“And he spake a parable unto them to this end, that men ought always to pray, and not to faint; 2 Saying, There was in a city a judge, which feared not God, neither regarded man: 3 And there was a widow in that city; and she came unto him, saying, Avenge me of mine adversary. 4 And he would not for a while: but afterward he said within himself, Though I fear not God, nor regard man; 5 Yet because this widow troubleth me, I will avenge her, lest by her continual coming she weary me. 6 And the Lord said, Hear what the unjust judge saith. 7 And shall not God avenge his own elect, which cry day and night unto him, though he bear long with them? 8 I tell you that he will avenge them speedily. Nevertheless when the Son of man cometh, shall he find faith on the earth?” (Luke 18:1-8)
Many Christians find it difficult to pray, despite the fact that Jesus said men ought to pray. Why? First, there is the fear of not saying the right thing. Second, it is hard to concentrate. Third, there is a sense of personal foolishness with a new practice. Fourth, there is a wondering if Anyone is really listening.
Besides all these matter, there are other obstacles to overcome in order to have a life of prayer. There is the obstacle of priorities, or lack of time. There is the obstacle of little faith. “It is ridiculous to suppose that the great Head of things, whatever it be, pays any regard to human affairs.” (Pliny the Elder, AD 23-79) There is the obstacle of self-consciousness.
Because of innate difficulties, and obstacles, Jesus set forth a parable to encourage people to pray.
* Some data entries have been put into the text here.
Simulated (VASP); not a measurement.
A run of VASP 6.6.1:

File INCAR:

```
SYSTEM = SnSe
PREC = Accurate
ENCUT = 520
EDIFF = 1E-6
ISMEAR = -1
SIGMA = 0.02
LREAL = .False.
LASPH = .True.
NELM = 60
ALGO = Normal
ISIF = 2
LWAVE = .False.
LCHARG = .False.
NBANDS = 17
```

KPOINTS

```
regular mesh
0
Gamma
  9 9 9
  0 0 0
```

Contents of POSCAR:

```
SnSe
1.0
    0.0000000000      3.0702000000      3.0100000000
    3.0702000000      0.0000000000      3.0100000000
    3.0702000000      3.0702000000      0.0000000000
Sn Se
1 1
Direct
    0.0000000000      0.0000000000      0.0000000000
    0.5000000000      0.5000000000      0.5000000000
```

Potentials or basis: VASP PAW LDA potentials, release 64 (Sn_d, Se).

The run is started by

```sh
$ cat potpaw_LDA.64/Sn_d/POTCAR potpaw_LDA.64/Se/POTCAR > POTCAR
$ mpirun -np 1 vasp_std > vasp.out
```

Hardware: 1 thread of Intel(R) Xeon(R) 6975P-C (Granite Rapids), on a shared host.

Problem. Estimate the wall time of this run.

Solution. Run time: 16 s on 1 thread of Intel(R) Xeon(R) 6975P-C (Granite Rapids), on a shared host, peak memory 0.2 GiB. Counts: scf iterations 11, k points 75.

Consider the Unjust Judge. In this parable we are presented with an Unjust Judge. The character of the man is deplorable, He does not fear God and he has no respect for others. His ears have heard so many cases over the years that his heart is like a stone. Women in need find no mercy at his court. They are dismissed to wallow in despair.
Consider the “Importunate (or persistent) Widow.” We know this, because, in the parable, from the shadows of suffering there came a widow. She has a simple plea consisting of five words: “Avenge me of mine adversary.” She repeats these words over, and over again. This poor widow might have had many adversaries. Perhaps her husband left her in debt, and now the creditors have come demanding that she pay what is owed. But what can she do? She can only appeal for legal relief. “Help me,” she pleads with the justice system. Day after day when the opportunity arose, the voice of this widow was to be heard in the ears of the Judge. “Avenge me of mine adversaries.” Each day, her cry became louder, and more plaintive.
Had the Judge been more righteous, he would have helped the widow quickly, for the Law of Moses encouraged mercy to be shown. “Ye shall not afflict any widow, or fatherless child.” (Ex. 22:22) The Bible says that pure religion and undefiled is to care for the widows in their affliction. (James 1:27) But the Judge would not help the woman, and the woman would not cease her quest for justice.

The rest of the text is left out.